Leaving Marriage Behind: Many Couples Deciding to Remain Unmarried

A recent study by the National Marriage Project took a closer look at the state of marriages in the U.S. The study focused on whether couples who had children were married or unmarried. The results indicated that a person's education level played a large role in his or her decision to get married or start a family.

Participants were grouped into three categories: those with less than high school education, those with a high school diploma, and those with at least a bachelor's degree. For women with less than a high school diploma, 54 percent of those who had children were unmarried. If they had a high school diploma, the number drops to 44 percent. When the woman had at least a bachelor's degree, only 6 percent of the children were born to unmarried mothers.

Although parents are electing to not get married, many are still living together as a family.

Uses and Benefits of Cohabitation Agreements

Couples who choose to live together without marrying need to take steps to protect themselves. Similar to a prenuptial agreement, a cohabitation agreement can spell out what each person is entitled to in the event that a relationship ends, especially when you are buying a home and sharing property together.

In marriages, property that is acquired during the marriage is presumed to be marital property. During a divorce there is a division of property, and assets are divided equitably between the parties. Each spouse's contributions will be balanced with the assets and debts of the marriage.

However, unmarried couples who own assets together, or make contributions to their partner's assets, are vulnerable in the event they part. For instance, consider the situation of one party buying a home, and the other not sharing ownership, but making significant contributions towards the mortgage.
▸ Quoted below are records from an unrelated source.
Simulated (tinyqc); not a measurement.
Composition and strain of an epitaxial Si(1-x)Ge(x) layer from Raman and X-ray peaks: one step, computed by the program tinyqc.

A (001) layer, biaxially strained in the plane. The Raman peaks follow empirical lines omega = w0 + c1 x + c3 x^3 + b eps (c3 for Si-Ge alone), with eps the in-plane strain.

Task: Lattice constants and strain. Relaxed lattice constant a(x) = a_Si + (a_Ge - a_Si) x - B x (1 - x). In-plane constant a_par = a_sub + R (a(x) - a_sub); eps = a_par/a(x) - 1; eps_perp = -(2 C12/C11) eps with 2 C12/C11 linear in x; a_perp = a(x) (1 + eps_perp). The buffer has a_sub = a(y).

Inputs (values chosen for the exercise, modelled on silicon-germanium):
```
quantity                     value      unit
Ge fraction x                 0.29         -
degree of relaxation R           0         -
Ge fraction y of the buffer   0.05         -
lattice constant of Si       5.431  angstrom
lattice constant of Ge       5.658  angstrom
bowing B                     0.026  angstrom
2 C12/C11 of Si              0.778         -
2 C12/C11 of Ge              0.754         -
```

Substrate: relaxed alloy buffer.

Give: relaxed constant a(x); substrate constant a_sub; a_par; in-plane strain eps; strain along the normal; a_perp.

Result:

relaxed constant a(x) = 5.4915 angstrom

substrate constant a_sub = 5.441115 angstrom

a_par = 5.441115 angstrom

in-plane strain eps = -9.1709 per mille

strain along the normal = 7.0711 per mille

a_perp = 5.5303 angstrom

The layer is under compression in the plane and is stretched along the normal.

If the couple parts ways, the one without ownership of the home may be without legal recourse to recoup the money they contributed. A cohabitation agreement, however, could specify that each party should be reimbursed for contributions to the home, or receive compensation if the home is sold or transferred.

With marriage rates declining, parties need to know how to protect themselves and any investments they make during the time they are together. While it might be disheartening to think about the end of a relationship, a cohabitation agreement can clearly lay out what happens if the parties decide to move on and protect your financial future. Speak to an experienced family law attorney at Andrew Cores Family Law Group to learn more about these agreements and understand the options available in your specific situation.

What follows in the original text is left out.